He arrived an hour and a half late. I had a client appointment mid-day. This made me a bit nervous – especially since the tree guy got here late. Recommendations aside, I wanted to be there at least until I could rest assured he knew what he was doing. We stood underneath the massive canopy, pointed upward, and in as descriptive terms as we could, talked about what he should do. Then I had to leave. Ironically enough, the client I was to meet, has a magnificent Sequoia in a corner of her back yard. She considers it the Guardian of the property, and I can see why. It is a beautiful tree, and it is in a great, non-obstructive location. It really does feel like the Guardian of the Family, and the entire design of her backyard has centered on that tree. Mature trees are important. All other benefits aside, landscaping with trees can increase property values with as much as 20%.
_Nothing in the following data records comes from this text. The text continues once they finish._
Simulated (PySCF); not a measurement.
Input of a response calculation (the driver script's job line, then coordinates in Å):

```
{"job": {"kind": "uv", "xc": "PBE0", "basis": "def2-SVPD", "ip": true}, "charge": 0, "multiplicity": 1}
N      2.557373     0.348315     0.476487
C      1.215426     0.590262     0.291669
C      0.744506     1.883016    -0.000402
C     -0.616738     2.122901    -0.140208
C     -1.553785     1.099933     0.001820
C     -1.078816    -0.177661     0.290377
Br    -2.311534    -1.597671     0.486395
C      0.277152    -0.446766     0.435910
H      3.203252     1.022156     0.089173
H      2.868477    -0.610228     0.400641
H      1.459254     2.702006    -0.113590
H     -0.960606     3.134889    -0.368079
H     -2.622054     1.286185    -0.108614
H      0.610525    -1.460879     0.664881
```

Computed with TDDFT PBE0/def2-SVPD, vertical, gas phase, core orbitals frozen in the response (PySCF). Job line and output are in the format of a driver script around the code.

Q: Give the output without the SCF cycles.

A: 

When I came back, to my great joy, the entire top of the canopy had been cleared of a bunch of dead wood, and opened up quite elegantly. It was time to start on the lower levels. I explained (or at least I tried to) how I liked the shady, green embrace of the canopy on hot summer days, and how I like to sit under the branches and read, but how the lower branches needed to be cut up a little because the evergreen screening plants that are growing beneath it, toward the street, were pushing up into the first tier. So, open it up a little? Yes, a little – no major branches – right? Since he had done such a nice job, and I thought we were speaking the same language, I relaxed, and walked into the back yard, feeling that everything was fine. I managed spend the greater part of one day last weekend playing in the garden, but my solitary moments are so few, and so far between, I truly cherished the idea that I was going to have the afternoon pretty much to myself, in my garden.

I heard the chain saw, but it didn’t make me panic. I mean, on a tree this size, even the smaller branches have some girth. After a while, I wandered back out front – and just about had a heart attack!!!!! Holy fucking shit- there was a MASSIVE HOLE above the Fatsia. OH MY FUCKING GOD – not AT ALL first tier…. The entire street face of my Magnolia was gone. The north facing privacy shelter of my magical, shady cave ripped out! The branches I had wanted pruned up were untouched, and still touching the top of the Fatsia. Other than a few well chosen snips, I made him leave them in place, or the tree would have looked completely lopsided. Actually, leaving them didn’t do much good – the violence of the enormous, gaping hole above it breaks my heart. I have no real hope of any of it ever filling out again – at least not in my lifetime – since all the major branches that would have supported new growth, are gone.  It’s like a meteorite hit a roof, and took out a massive hole. All of a sudden, I can see neighbors again, and trust me – I really didn’t want to. The main reason for me building the wall along the property line, backfilling and planting the shade shrubs was to create more level, PRIVATE space behind it.

He was apologetic, but not overly so. “I’m sorry, I misunderstood”, he said. Mortified, I could hear myself stuttering “But we said no major branches!?!?!?!” and “Remember – I said I LIKED the shade”. Of course, all of that reproach was completely pointless. Done is done –  so dreadfully, irreversibly done… “Now those other plants will get more light”, he attempted on a more positive note, and pointed to the Fatsia and the others in front. “They’ll grow taller.” Yes, the Fatsia probably will get a little taller, but not 20′ taller. I answered with another one of my feeble, pointless comments, uttered in complete despair and disbelief: “But those are shade plants! They don’t really NEED more light…”

I had hoped that writing this would make me feel better, but it didn’t. I’m still shaking, and  the lump in my throat seems to have lodged itself in there for good. I want to apologize to my maimed Magnolia, but it would do no good. Reading Shel Silverstein’s “The Giving Tree” always made me cry, and I want to cry over this, but I can’t.  The lump in my throat  is too big. I would have posted photos, but I couldn’t even bring myself to look at it. The worst part is that I don’t understand how it could go so wrong… ? When I was gone earlier, everything went fine. After I came back, and we talked about the lower half, I had thought we would be fine. Where did it fail? If anything, this illustrates the importance of good communication – something I apparently do rather miserably.  On this April Fool’s day, I am most definitely the Fool – with a capital F. If this was a joke, it was a cruel one.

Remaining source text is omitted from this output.